Vince Marcello, co-writer and director of “The Kissing Booth 2,” knew he needed an opening scene that quickly updated fans of the original with what Elle (Joey King) did over the summer after high school sweetheart Noah (Jacob Elordi) graduated and left for Harvard. Adding to the degree of difficulty: Marcello had to create visual references to Los Angeles in the sequence, even though the sequel, which hits Netflix on July 24, was shot in South Africa.
“The idea I had was to acquaint you with the character in a really fast way that was fun, energetic and exciting,” explains the director, who used snapshots of time — Elle at the beach, watching TV and working on her college essay — as the couple try to maintain their relationship from afar.
Marcello called on cinematographer Anastas Michos, who framed the first film, to deliver his vision — a flurry of images mixed with music and voiceover. Michos calls the director a master of montage. “He understands cinematic pacing. One question I always asked him, because he’s also a musician, was the rhythm of the scene. A shot always has a beginning, middle and end. A montage has a beginning, middle and end.”
Michos set out to enhance the snappy look of the previous film. He used a Panavision DXL2 camera with primo lenses that helped the colors pop. For budget reasons, he says, he did not shoot in its highest 8K resolution. “We shot in 6K [instead of 4K], framed for 5K, and Marcello could manipulate whatever shots he needed to later. A key moment in the opening montage was how to feature the Hollywood sign that was so iconic in the first film, as the spot where Elle and Noah first make love. Long conversations were held about how to include it in the sequel.
The vignette was partially shot at an abandoned airport in Cape Town, and was a collaborative effort among Michos, production designer Iñigo Navarro Andres.
Marcello and Michos agreed the shot required the soft light of magic hour to best capture the moment and memory of the place. Andres was tasked with creating the effect. And, Marcello says, “I told Anastas how much sign and grass I needed for the sequence.”
Back in Los Angeles, Michos had used a drone, flying an Alexa Mini, to capture the landmark. He shot Elle on a special VFX plate at the airport in South Africa as she looks at her phone and thinks of texting Noah. In the film, she appears with the Hollywood sign in the background.
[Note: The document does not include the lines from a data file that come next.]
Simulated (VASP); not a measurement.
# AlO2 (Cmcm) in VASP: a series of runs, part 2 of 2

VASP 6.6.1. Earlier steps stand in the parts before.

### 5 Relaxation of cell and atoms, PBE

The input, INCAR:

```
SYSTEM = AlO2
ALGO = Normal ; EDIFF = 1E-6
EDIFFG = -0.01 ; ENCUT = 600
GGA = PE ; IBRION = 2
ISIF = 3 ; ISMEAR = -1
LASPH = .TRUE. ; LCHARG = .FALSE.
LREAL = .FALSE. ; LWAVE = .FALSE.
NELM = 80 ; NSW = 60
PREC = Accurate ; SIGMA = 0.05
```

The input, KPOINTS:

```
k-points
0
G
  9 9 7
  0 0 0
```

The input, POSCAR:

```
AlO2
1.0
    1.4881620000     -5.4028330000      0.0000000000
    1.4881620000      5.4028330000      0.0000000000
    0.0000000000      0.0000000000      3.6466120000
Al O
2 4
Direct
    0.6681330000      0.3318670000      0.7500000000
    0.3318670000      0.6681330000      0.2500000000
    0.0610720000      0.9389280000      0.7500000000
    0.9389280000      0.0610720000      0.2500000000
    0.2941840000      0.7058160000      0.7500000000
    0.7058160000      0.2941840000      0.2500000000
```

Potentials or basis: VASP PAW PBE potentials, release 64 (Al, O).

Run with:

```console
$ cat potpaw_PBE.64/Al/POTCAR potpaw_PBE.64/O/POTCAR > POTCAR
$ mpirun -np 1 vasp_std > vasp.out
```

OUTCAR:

“Through the magic of visual effects, we had Joey King in South Africa and had it appear as if she were in L.A.,” Michos says.
Marcello, who notes that fans on Twitter had called for an update on Elle, sees the shot — and the montage — as the best way to quickly deliver the goods. “[It’s] a great reveal and calls back the first film in a fresh way,” he says. “I didn’t want it to feel like something we had done before.”